LS: The context or contact, I should say, between the concept of violence and the concept of love on the one hand, and opposition on the other is, I think, also there in Multitude when you write about two different forms of martyrdom:

The one form, which is exemplified by the suicide bomber, poses martyrdom as a response of destruction, including self-destruction, to an act of injustice. The other form of martyrdom, however, is completely different. In this form the martyr does not seek destruction but is rather struck down by the violence of the powerful. Martyrdom in this form is really a kind of testimony—testimony not so much to the injustices of power but to the possibility of a new world, an alternative not only to that specific destructive power but to every such power. The entire republican tradition from the heroes of Plutarch to Martin Luther is based on this second form or martyrdom. This martyrdom is really an act of love; a constituent act aimed at the future against the sovereignty of the present.

I wonder if you could take us through that passage a little bit—in terms of the concept of martyrdom you’re describing.

MH: It’s nice the way you do these things, because sometimes when you repeat things to me, they sound a little bit more coherent than they did before I heard them.

LS: When I read passages from your book?

MH: Yeah, it’s nice.

LS: That’s great. I’m glad to be able to provide you that coherence! [Shared laughter.]

MH: I think you’re right, that what’s at stake in this…there are a couple different things that are at stake. The one is that there is one form of martyrdom, the former one, which is not aimed at constructing anything. It has a certain glorifying nobility in that willingness to die in order to document an injustice. I think from the perspective of the martyr, it functions that way. But the second kind of martyrdom is different in the sense that it’s striving to construct a different kind of world, and its martyrdom is not in any way intended, it is a consequence, it is a risk that is taken in trying to construct a different world. It is struck down precisely by the forces that don’t allow that change to take place. I remember Toni and I, when we were thinking about this, we were making lists for ourselves of all the different historical figures that are considered martyrs, and putting them on one side or the other. In a sense, what we are also doing in a way is protesting against that former type of martyrdom. It seems too often now the martyr has only been relegated to that former figure. We’re forgetting there’s the sort of figures of martyrdom which were, in a way, bearing testimony, in a way, to a future world, because that’s what they were struggling for. They were only struck down in the process before that could be achieved. They’re both, I suppose, testimonies—but ones that are pointed in different directions.

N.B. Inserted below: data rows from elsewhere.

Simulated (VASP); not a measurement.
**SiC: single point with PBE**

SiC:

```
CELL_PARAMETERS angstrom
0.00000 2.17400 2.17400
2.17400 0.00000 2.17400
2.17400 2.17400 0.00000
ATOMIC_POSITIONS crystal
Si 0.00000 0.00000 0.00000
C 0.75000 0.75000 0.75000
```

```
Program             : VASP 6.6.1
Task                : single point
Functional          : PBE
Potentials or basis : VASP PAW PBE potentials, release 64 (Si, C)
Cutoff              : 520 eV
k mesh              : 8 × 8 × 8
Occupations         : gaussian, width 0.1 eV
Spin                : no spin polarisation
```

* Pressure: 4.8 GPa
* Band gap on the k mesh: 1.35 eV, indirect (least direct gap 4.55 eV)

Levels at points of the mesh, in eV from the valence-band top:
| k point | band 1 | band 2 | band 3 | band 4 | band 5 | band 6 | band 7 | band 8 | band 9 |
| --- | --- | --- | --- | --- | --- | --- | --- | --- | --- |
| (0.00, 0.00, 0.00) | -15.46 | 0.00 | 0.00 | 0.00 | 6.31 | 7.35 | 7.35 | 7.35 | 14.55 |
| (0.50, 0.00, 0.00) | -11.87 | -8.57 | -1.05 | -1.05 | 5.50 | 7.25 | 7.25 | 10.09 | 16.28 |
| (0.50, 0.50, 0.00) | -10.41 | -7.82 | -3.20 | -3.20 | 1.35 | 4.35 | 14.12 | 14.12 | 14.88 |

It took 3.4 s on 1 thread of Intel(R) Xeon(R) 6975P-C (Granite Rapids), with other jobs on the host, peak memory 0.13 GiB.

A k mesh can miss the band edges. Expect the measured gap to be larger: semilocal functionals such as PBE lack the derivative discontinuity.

LS: So that figure of the martyr is there. I don’t think you’ve set it up as the only possibility that the person who pursues or embodies the form of love you’re articulating necessarily ends up martyred—although it is future tense at the end of the book. You say, “This will be the real political act of love.” It is something that is, I wouldn’t say messianic—although you say there’s a Jewish theological kind of weave in the book—but it’s still something we’re anticipating. This will be the real political act of love. Yes?

MH: Yes. I mean it just seems useful to recognize that there are many instances of democracy in the world or attempts toward democracy in the world, but we’ve not yet achieved it. There’s a strong relationship between this act of love as politics, and the coming of democracy for the first time.

LS: I have long thought that the real problem with Christianity is that it hasn’t happened yet, and I wonder if that is also part of what’s being articulated in your book. But Michael, I want to ask you a question about composition and about the way you work as a writer. I know you’re in process on new work. Anything—without interfering with that process—you can tell us about what form your reflections and actions on love are going to take in the new book with Negri?

MH: I think that actually in the book he and I are writing together, love will probably again have a rather limited role. A number of things I have been writing about have been separate from the collaboration…

LS: I see.

MH: We go through different phases, as I think any writer does. A previous phase we felt was very important was to try to write in such a way as to engage a larger public and speak in a vocabulary and in a mode of discourse of writing that would be accessible to more people. At the moment, we’re in a different phase. We’re very much wanting to write for ourselves. Not that we want to be incomprehensible or something, but there are certain problems that we are anxious to work out, and the writing process is the means of doing that. We’re trying to give ourselves just the freedom to write just the way we speak to each other…if that makes sense.

LS: Absolutely. And love? Are those essays you’re working on, or talks?

MH: It’s taken mostly the form of the talks now partly because it’s a topic that is not yet written because I’m not yet sure how to resolve it, in a way. It is an open question that I don’t feel yet ready for. On the other hand, it is a wonderful way to engage people—with love—because it is something that doesn’t require special knowledge—or in fact there are so many special knowledges that come to bear on it, that everyone has a way of entering into the question. So, I’ve found it a really wonderful way to open it as a discussion with different kinds of groups. As you can imagine, activists—especially a young generation of activists—I find very appealing, and I find already very natural in a way to talk about political organization and love. In fact, more so than I would say than political activists of my own generation—those in their twenties rather than in their forties, let’s say. And on the other hand, academics who of course get a little bit squirmy when I start talking about love, because it feels sentimental, it’s not quite…it’s the thing that poets ought to talk about, and not political philosophers.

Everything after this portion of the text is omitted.